Jewish family suing Guggenheim museum for Picasso sold in Nazi Germany

A lawsuit claims the artwork was sold under duress as its owner hastily fled Nazi-led Germany


People tour the Guggenheim Museum in New York City October 21, 2019 as they are commemorating today's 60th Anniversary of the Solomon R. Guggenheim Museum's Frank Lloyd Wright designed building. - On October 21, 1959, ten years after the death of Solomon Guggenheim and six months after the death of Frank Lloyd Wright, the Museum first opened its doors to large crowds. (Photo by TIMOTHY A. CLARY / AFP) (Photo by TIMOTHY A. CLARY/AFP via Getty Images)

Heirs of a German-Jewish businessman are suing New York’s Guggenheim Museum for a Pablo Picasso painting that he felt forced to sell under threat of the Nazis 85 years ago.

A lawsuit filed last week claims the artwork, Woman Ironing, painted in 1904, was sold under duress in 1938 as its owner, Karl Adler, hastily fled Nazi-led Germany with his wife, Rosi Jacobi.

It was Heinrich Thanhauer, a Jewish art dealer in Munich, who sold the artwork to Adler in 1916.

Adler was one of the managers and owners of a large German leather manufacturing company but was forced to give up his board position when the Nazi rose to power. He fled Germany in 1938, hoping to amass enough money to reach Argentina, but moved across borders in the meantime.

The couple needed to cover the cost of visas and the Nazi-instituted flight tax, who also blocked access to their accounts in Germany. Adler was then effectively forced to sell the painting to Heinrich Thannhauser’s son, Justin for 6,887 Swiss francs (roughly £26,000 in 2023) which the complaint said was “well below” market value.

The plaintiffs in the case include the families of the great-grandchildren of Heinrich as well as charities linked to the family.

They are seeking the return of the Picasso that has hung in the Guggenheim since 1978 or a payment of between $100-$200 million for the artwork.

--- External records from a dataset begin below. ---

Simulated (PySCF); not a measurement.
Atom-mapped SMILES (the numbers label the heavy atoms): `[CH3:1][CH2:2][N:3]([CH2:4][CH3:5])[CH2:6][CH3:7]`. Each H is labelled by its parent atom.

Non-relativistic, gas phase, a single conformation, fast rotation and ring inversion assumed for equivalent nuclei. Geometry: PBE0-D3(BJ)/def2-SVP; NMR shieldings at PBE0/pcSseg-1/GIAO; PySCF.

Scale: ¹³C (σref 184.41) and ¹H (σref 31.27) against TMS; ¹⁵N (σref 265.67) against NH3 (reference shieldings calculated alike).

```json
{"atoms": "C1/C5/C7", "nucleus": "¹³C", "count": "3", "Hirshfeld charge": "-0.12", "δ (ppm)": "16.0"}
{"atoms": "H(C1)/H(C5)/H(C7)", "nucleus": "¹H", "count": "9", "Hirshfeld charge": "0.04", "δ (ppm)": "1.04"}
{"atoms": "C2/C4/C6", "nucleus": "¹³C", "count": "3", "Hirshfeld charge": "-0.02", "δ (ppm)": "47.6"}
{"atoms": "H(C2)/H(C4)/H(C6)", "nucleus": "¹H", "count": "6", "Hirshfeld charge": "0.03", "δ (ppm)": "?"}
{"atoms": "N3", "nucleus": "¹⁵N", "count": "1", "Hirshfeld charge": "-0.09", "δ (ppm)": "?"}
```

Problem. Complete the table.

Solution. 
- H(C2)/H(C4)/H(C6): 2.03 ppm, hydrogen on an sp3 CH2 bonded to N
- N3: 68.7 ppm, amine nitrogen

The case, which was filed under the provisions of the 2016 Holocaust Expropriated Art Recovery Act, may come down to whether the artwork was sold illegally or through extortion.

The filing reads that Adler “would not have disposed of the painting at the time and price that he did, but for the Nazi persecution to which he and his family had been subjected”.

Disputing the family's claims. the Guggenheim said the 1938 sale was a “fair transaction” and that the complaint is “without merit.”

Lawyers for the Guggenheim also claimed that "extensive research" demonstrates their rightful claim to the art.

They added: “There is no evidence that Karl Adler or his three children, now deceased, ever viewed the sale as unfair or considered Thannhauser a bad‐faith actor, either at the time of the transaction or at any time since”.

recently passed New York law requires all art that “changed hands due to theft, seizure, confiscation, forced sale, or other involuntary means” in Nazi Germany to carry signage making visitors aware of the historical context.